Things I Learned About India And Its People From The Movie ‘Aligarh’

Professor Siras was a quiet man who lived a quiet life in the tiny room his University provided him. He didn’t bother anyone. He barely ever spoke to anyone. One day, two men broke into his house and filmed him in bed with his partner. He was beaten up and his private life was splashed across the media. He lost his job and became a social pariah overnight.

‘Aligarh’ is the story of one man’s fight for the right to be. Be single in a society that considers marriage a mandatory social sanction. Be gay in an atmosphere of militant heteronormativity. Be quiet in a world that seems only to respond to screams and loud bangs.

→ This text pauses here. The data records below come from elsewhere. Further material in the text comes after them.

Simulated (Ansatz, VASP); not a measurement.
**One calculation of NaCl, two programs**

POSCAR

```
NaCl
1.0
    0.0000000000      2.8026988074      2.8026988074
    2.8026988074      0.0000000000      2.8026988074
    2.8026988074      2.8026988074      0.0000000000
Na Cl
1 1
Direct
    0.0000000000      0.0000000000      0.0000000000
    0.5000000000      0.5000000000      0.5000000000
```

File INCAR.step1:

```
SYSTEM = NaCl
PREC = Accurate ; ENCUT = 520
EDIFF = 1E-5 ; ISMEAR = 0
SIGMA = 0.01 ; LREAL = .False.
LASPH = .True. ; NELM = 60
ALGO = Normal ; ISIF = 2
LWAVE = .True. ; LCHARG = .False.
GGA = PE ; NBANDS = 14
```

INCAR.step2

Here are some things I realized about my country and its people from the movie ‘Aligarh’:


Indians don’t believe in living and letting live.

To be able to let live, one must first know how to live. Indians don’t really live. We just kinda exist. We go through the motions of living without really doing any “living” through it all.


Indians don’t have lives of their own and are always far too interested in what other people are up to.

Because we let others make all the important, life-altering decisions for us — what to study, what career to pursue, who to marry, and so on and so forth — our own lives seem alien to us. This is why so many Indians spend so much time peeping into other people’s lives and homes, hoping to find stories they can fill their days with.


Indians are far more intolerant of expressions of love than they are of rampant hate.

If you know anything about how things stand, you will know how intolerant we are of public displays of affection. Public displays of religious fanaticism and hate, however, seem not to affect us at all.


India may be free, all its people are not.

“Where the mind is without fear, and the head is held high…” Tagore wrote in 1910. Just ask the Dalits, and the Muslims, and the Christians, and the women, and the LGBT community how free they really feel when they walk the streets of an increasingly rabid, homophobic, fundamentalist country and you’ll know that Tagore’s words are nothing but wishful thinking for most of us even a century later. We’re still fighting for so many freedoms that only those in the majority — religious and sexual — seem to enjoy.


India isn’t just financially poor. Its poverty runs far far deeper.

As poor as we may be, our true poverty lies in the fact that we are a bankrupt people when it comes to humanity. We are a homophobic, fanatic, selfish people. In the mad rush to be Straight/Married, Hindu/Muslim, Marathi/Gujarati, and Patriots/Nationalists, we’ve lost our most basic, most necessary identity — that of being human.


Professor Siras may have won the case against the Aligarh University, but he lost against rampant homophobia. He was found dead in his apartment less than a week after winning the case and getting his job back. Traces of poison were found in his blood.


The movie ‘Aligarh’ has been “unofficially” banned in the city of Aligarh. City officials think it shows them, and their city, in a bad light. Truth has a way of doing that — making evil look evil, and injustice look unjust.

I don’t know why, and how, India can still claim to be a tolerant, secular nation, when it is, in fact, neither.